The completed €2 billion buyback was the first leg. The second leg is a newly authorised €3.5 billion repurchase program running through 2030. At today’s valuation, that program alone can add roughly one percentage point per year to total shareholder return through share count reduction. A cash dividend that remains below 1% today and will probably move toward 1.2% on the next declarable payout adds another modest layer.
Valuation reset: Ferrari stock moves from perfection to “premium at a price”
The share price collapse from roughly $500 to as low as $280 in four months took Ferrari stock from a perfection multiple to a level where the long-term case can be grounded in arithmetic instead of narrative. At around $365–$370 today and a market capitalisation near €58.8 billion, the picture is very different from a year ago.
On current 2026 estimates, NYSE:RACE trades on roughly 32x forward EPS. The €1.5 billion industrial free cash flow implies a forward FCF yield of about 2.6%. Layer a roughly 1.2% dividend and around 1% annual impact from repurchases on top of that and the mechanical total shareholder return runs toward 4–5% a year before any earnings growth or re-rating.
A conservative long-term scenario that keeps shipments essentially flat, assumes modest price and mix gains and respects Ferrari’s own ~€9 billion revenue ambition for 2030, produces a 2027 P/E around 27.9x and a 2030 P/E near 23x, using one of the more restrained modelling frameworks published around the stock. That is still a premium set of multiples, but it is no longer anchored in a fantasy of endless 10–12% growth at any price.
Over the past five years, Ferrari has often traded above 40x forward earnings. That kind of valuation required a flawless growth story and zero narrative risk. Today’s low-30s forward multiple already embeds decelerating growth, EV uncertainty and a more cautious CMD path. The premium that remains is being asked to compensate for something Ferrari demonstrably delivers: high, stable margins, intelligent control of supply and a unique brand.

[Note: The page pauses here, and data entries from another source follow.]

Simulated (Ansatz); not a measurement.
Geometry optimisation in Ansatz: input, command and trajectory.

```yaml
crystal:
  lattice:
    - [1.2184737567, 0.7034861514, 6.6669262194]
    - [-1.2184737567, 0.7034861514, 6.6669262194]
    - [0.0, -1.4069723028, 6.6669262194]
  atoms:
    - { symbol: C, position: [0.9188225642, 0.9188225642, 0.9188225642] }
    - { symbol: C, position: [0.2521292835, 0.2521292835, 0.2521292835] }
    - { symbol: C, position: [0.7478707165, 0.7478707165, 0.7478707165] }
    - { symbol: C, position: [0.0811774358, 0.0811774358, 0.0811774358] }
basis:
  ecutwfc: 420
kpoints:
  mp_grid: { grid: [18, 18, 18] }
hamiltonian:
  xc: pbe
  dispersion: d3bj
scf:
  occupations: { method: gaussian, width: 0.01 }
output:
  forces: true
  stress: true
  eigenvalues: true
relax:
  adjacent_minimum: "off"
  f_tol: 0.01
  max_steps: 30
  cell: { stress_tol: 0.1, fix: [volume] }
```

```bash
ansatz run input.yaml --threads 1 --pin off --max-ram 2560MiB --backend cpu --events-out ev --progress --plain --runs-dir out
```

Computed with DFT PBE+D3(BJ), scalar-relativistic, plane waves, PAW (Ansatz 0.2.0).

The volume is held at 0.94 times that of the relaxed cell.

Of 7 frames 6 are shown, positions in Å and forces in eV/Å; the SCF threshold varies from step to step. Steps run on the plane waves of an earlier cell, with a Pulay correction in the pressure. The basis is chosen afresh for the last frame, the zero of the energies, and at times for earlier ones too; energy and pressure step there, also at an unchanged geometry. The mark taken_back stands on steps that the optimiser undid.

Risk map: where the Ferrari story can still misfire
The current setup is far more attractive than when Ferrari stock sat near $500, but the risk profile has not disappeared. Several pressure points remain material.
EV execution is the first. If the Luce fails to command a waiting list at Ferrari-level pricing or if regulatory environments force faster electrification than the company’s 20% by 2030 roadmap, the brand may need to accelerate EV investment, raising capital intensity and potentially trimming margins.
Mix and shipments are the second. The 2025 result showed that Ferrari can expand revenue and profit with slightly lower unit volume, but that depends on demand for high-margin special series and top-end configurations. A sustained soft patch in those categories, or an extended period where volume is capped but price and mix cannot fully compensate, would hit both earnings and the multiple.
Macro and wealth-cycle risk is the third. A sharp downturn in global wealth, or a severe tightening in liquidity, would eventually filter into high-ticket discretionary purchases. Ferrari’s client base is more insulated than mainstream buyers, but not immune.
Finally, policy risk in China sits in the background. Ferrari is already restricting shipments into that market by choice. Any additional regulatory restriction, tax changes or geopolitical tension could turn a managed constraint into a more volatile factor.
What needs to work to support a 30x multiple on Ferrari stock
For Ferrari (NYSE:RACE) to sustain and possibly expand a 30x-plus forward multiple, several conditions need to hold together over the next three to five years.
Revenue needs to land consistently at or above the upper end of guidance, meaning realised growth in the 7–8% band rather than the “at least 5%” floor. EBIT margins must remain anchored near 30% and, ideally, edge higher as mix, price and cost control continue to offset inflation and product-cycle investment. Non-car revenue streams – sponsorship, licensing and lifestyle – have to continue growing at double-digit rates, tightening the link between brand monetisation and earnings. The EV Luce launch must demonstrate that Ferrari can participate in the EV space on its own terms, not as a margin-dilutive concession to regulation.
On top of that, buybacks under the €3.5 billion program must remain opportunistic and weighted toward periods when the stock trades closer to the low end of its valuation range rather than when sentiment is euphoric. If these pieces align, high single-digit EPS growth, a shrinking share count and even modest multiple expansion from the current ~32x forward can reasonably generate annual total returns in the low-double-digit area.
Final stance on Ferrari stock (NYSE:RACE): premium compounder, rated Buy
At roughly $365–$370, Ferrari stock sits well below its $519 high, only moderately above its $328 52-week low and about 8–10% higher on the day post-earnings. The business just posted 7% revenue growth, 12% EBIT growth and 50% FCF growth with 112 fewer cars shipped, while completing a €2 billion buyback early and authorising another €3.5 billion through 2030.
The growth scare that followed the CMD has reset expectations and valuation without breaking the fundamental engine. With a forward multiple around 32x, a 2.6% FCF yield, an additional 2–3 percentage points of annual return potential from dividends and repurchases, and a credible path to high single-digit EPS growth, Ferrari (NYSE:RACE) now earns a clear Buy rating as a high-quality, brand-driven compounder priced at a premium that is justified by its economics rather than by hype.